Reputation: 546
I want to train and test custom document Classifier using Python Code and I found this train Processor. And I started implementing using this Documentation. But I am getting one error when I call function
train_processor_version_sample(497857003374, 'us','a530739de44a7ca6',"Version-1","gs://documentai-bucket-123/pdfs","gs://documentai-bucket-123/test")
error:
InvalidArgument Traceback (most recent call last)
Input In [22], in <cell line: 1>()
----> 1 train_processor_version_sample(497857003374, 'us','a530739de44a7ca6',"Version-1","gs://documentai-bucket-123/pdfs","gs://documentai-bucket-123/test")
Input In [17], in train_processor_version_sample(project_id, location, processor_id, processor_version_display_name, train_data_uri, test_data_uri)
52 print(operation.operation.name)
53 # Wait for operation to complete
---> 54 response = documentai.TrainProcessorVersionResponse(operation.result())
56 metadata = documentai.TrainProcessorVersionMetadata(operation.metadata)
58 print(f"New Processor Version:{response.processor_version}")
File ~/anaconda3/lib/python3.9/site-packages/google/api_core/future/polling.py:261, in PollingFuture.result(self, timeout, retry, polling)
256 self._blocking_poll(timeout=timeout, retry=retry, polling=polling)
258 if self._exception is not None:
259 # pylint: disable=raising-bad-type
260 # Pylint doesn't recognize that this is valid in this case.

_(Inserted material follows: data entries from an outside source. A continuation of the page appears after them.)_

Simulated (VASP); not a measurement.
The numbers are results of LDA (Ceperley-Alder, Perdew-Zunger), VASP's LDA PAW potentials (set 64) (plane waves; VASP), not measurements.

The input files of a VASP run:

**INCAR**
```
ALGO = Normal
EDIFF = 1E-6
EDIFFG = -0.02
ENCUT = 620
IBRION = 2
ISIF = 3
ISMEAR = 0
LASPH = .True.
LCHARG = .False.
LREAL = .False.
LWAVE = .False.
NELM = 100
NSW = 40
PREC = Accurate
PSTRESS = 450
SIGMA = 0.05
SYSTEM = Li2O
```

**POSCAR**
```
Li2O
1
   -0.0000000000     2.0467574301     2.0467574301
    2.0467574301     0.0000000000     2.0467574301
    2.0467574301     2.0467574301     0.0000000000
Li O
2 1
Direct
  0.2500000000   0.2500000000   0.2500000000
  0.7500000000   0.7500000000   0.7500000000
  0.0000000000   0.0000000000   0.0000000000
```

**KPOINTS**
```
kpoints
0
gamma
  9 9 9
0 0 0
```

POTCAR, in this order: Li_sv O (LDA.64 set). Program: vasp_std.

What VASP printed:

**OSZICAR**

--> 261 raise self._exception
263 return self._result
InvalidArgument: 400 Invalid dataset. See operation metadata for specific errors
I have some idea about this. It is because custom document classifier have some training dataset requiements
Training guidelines
Minimum 2 labels required in the schema
Each label exists on 10 training documents
Each label exists on 2 test documents
I don't know how to get labeled dataset url and pass two bucket directory for training and test set too using python code. Can Anyone help me on this?
Upvotes: 0
Views: 264
Reputation: 2234
This answer should cover your use case.
The code sample you linked requires the Document.JSON files in Google Cloud Storage to be labeled already.
There's not a public API to explicitly label documents, the recommended process is to use the Cloud Console to create the labeled data, then you can use the training API to trigger the training process.
Upvotes: 0